Review: Silent Hill Homecoming

You’d think someone would nuke Silent Hill off the face of the planet by now. If ever there was a domestic target desperately in need of the glass parking lot solution, Silent Hill would be it. For years it’s been filled with twisted creatures vomited up from the blackest depths of the guilt-ridden victims who are drawn there. This isn’t a town where happy people end up.

Worse yet, its influence is spreading. The neighboring town of Shepherd’s Glen is looking pretty foggy these days, and skinless dogs and other horrors roam the empty streets. This comes as something as a shock to Alex Shepherd, who’s just arrived home after his time in the military. His mother is a gloomy wreck, his brother is lost in Silent Hill, and his father is nowhere to be found. It’s an unpleasant situation made only somewhat better by Alex, unlike previous Silent Hill protagonists, being a badass.


Silent Hill: Homecoming’s big addition to the series is a combat engine more advanced than “hit the attack button to flail at the enemy.” While in the past this has served to emphasize the lead character’s stature as merely human, it’s never been much fun. Alex has had combat experience, however, and can actually handle himself in a fight. He’s got a strong and weak attack and can work a few basic combos with them, not to mention a dodge that segues into a counter attack. The downside is that this gives enemies free reign to be faster and more brutal than ever before. Combat isn’t too difficult overall so long as there’s only one enemy to deal with, but facing multiple creatures at once gets a bit dicey, especially when locked on to one creature while the other attacks from off camera.

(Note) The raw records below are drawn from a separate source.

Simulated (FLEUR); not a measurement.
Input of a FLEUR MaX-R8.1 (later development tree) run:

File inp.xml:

Perfectly matching the fairly decent combat engine is a fairly decent story, which is a bit of a letdown, all things considered. While the Silent Hill storylines have generally taken a bit of work to figure out, they’ve also packed an emotional punch that Homecoming just doesn’t manage. The characters never seem to react with more than distasteful curiosity to the horrors that have overtaken their town, and decisions that should be incredibly tough to make in the later part of the game are disappointingly simple. The heart of the game should be Alex’s return to his troubled family, and the hell he has to crawl through to come to terms with his relationship with them, but Homecoming never rises above a good bout of monster-smacking. Silent Hill’s horrors stop being horrific and instead become a just a violent freakshow with a rusty industrial aesthetic once its heart is removed. The story almost always makes sense, but it’s little more than summer popcorn fare.


Closing Comments:

With the horror muted, Silent Hill: Homecoming has to rely on combat to get by, but there are plenty of games out there with a better fighting engine. The monster variety is good but too many are reruns from previous games, which is a letdown when you think of what could arise from the twisted depths of the psyche of a soldier suffering family issues. The adequate story, decent combat, and lost opportunities don’t make this a bad game, but rather a weak entry in a series held to a high standard. It’s decent survival horror, but Silent Hill fans will be disappointed.